Fall is hands down one of the best times to experience the great state of Texas. Hurricane season is in the rear view mirror, there’s majestic foliage changing colors everywhere you turn, and your selfies won’t look like you just emerged from a swimming pool filled with sweat. That’s all to say, ‘tis the season for embarking on a good old-fashioned road trip. Here are 13 stellar Lone Star State getaway destinations within spittin’ distance of Houston.
Distance from Houston: 230 miles, 4 hours by car Naturally formed Caddo Lake headlines any journey to the East Texas Piney Woods. Dripping in Spanish moss, sprawling cypress trees, lush bayous, and wetlands, the labyrinth-like waterway is a paddler’s dream (it also looks other-worldly during the fall). Bust out your kayak or consider a spooky swamp tour aboard a 28-foot pontoon, then finish the day with a big platter of Catfish and Hushpuppies at the lakefront River Bend Restaurant. Bonus points: If you’re visiting the area around Halloween, you can also book a ghost walk over in historic Jefferson, a neighboring small town rumored to be one of the most haunted places in the country.
Distance from Houston: 290 miles, around 5 hours by car Announcement: THE LEAVES CHANGE COLOR HERE. We’re taking rust reds, deep golds, bright oranges, and emerald greens blanketing over 2,000 acres of this breathtaking Natural Area in Bandera and Real counties. Prime viewing time is mid-October to mid-November-that’s when you’ll want to hike the winding trails, listen to the trickling streams, bask in the crisp breeze, camp out under the stars, and ruin any and all semblance of being alone with nature by IG storying every single second of it. If you don’t post about fall in Texas, did it even happen?

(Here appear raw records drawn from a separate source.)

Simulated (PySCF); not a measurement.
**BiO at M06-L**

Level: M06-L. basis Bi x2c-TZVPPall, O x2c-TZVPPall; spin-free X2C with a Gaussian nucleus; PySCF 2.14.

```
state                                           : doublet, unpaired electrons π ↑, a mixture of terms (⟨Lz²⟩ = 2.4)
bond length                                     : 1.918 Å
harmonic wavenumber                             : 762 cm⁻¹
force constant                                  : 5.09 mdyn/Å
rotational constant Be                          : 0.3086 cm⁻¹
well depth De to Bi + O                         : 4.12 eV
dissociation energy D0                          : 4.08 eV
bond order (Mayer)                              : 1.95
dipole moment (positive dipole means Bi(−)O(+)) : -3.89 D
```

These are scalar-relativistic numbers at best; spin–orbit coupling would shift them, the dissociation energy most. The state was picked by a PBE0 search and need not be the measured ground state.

Distance from Houston: 200 miles, 3 and a half hours by car A 200-mile straight shot north of Houston awaits Tyler, Texas, where you’ll find the gorgeous Tyler State Park. Expect trees that soar 100 feet into the sky, a 64-acre spring-fed lake, and all sorts of outdoorsy opportunities like kayaking, fishing, hiking, and, most importantly, camping and s’more-ing. Equally as important? The nearby Piney Woods Wine Trail, where a cluster of scenic vineyards and wineries can’t wait to crack open a bottle for you and yours.
Distance from Houston: 485 miles, 5 hours by car Considering Big Bend sits roughly 640 miles and 5 billion worlds away (qualifying it for far more than just a quick weekend road trip), Garner State Park is your best bet for a scenic adventure in the great outdoors. You won’t be floating the winding Frio River in the cooler seasons (it’s called the Frio for a reason), but you can take a hike through more than 1,700 acres of beautiful technicolor foliage. Hikers and bikers can enjoy 16 miles of picturesque trails, rife with wildlife viewing, a 30-foot-deep cave, rocky vistas, and towering shady oaks. Camping under the stars and cozying up by the fire is the way to go this time of year, but if that’s all a bit too rustic, you can always rent a stocked RV via RVshare or book yourself an adorable fully loaded cabin in the park (key word: fireplace).
Distance from Houston: 230 miles, 3 hours and 45 minutes by car Smack dab in the middle of beautiful Texas Hill Country lies a charming, romantic little village where you can get some R&R at a B&B, aided by a healthy dose of C&C-cabernet and cheese-because Fredericksburg is absolutely loaded with open-air wineries. Cruise down the wine road and you’ll find 19 operations within striking distance, including Narrow Path, Pedernales Cellars, Messina Hof, and Grape Creek Vineyards, AKA the “Tuscany of Texas.” Oktoberfest is the perfect time to experience the city’s German roots, taking place in the Marktplatz in historic downtown. Load up on sausages and German brews at The Auslander, get fancy with Duck Schnitzel and Flammkuchen at Otto’s German Bistro, and say “Prost!” with a few steins at Altstadt Brewery. When it comes time to sleep it all off, book a stay at the luxurious Hoffman Haus, Messina Hof Winery’s own Manor Haus retreat, or the off-the-radar Trois Estate, where suites and villas are carved right into the rocky landscape of Hill Country and offer dazzling views of another Hill Country must, Enchanted Rock. The beautiful Fredericksburg Herb Farm (with a bistro, gift shop, and garden) makes a nice, quiet next-day activity before your trip home.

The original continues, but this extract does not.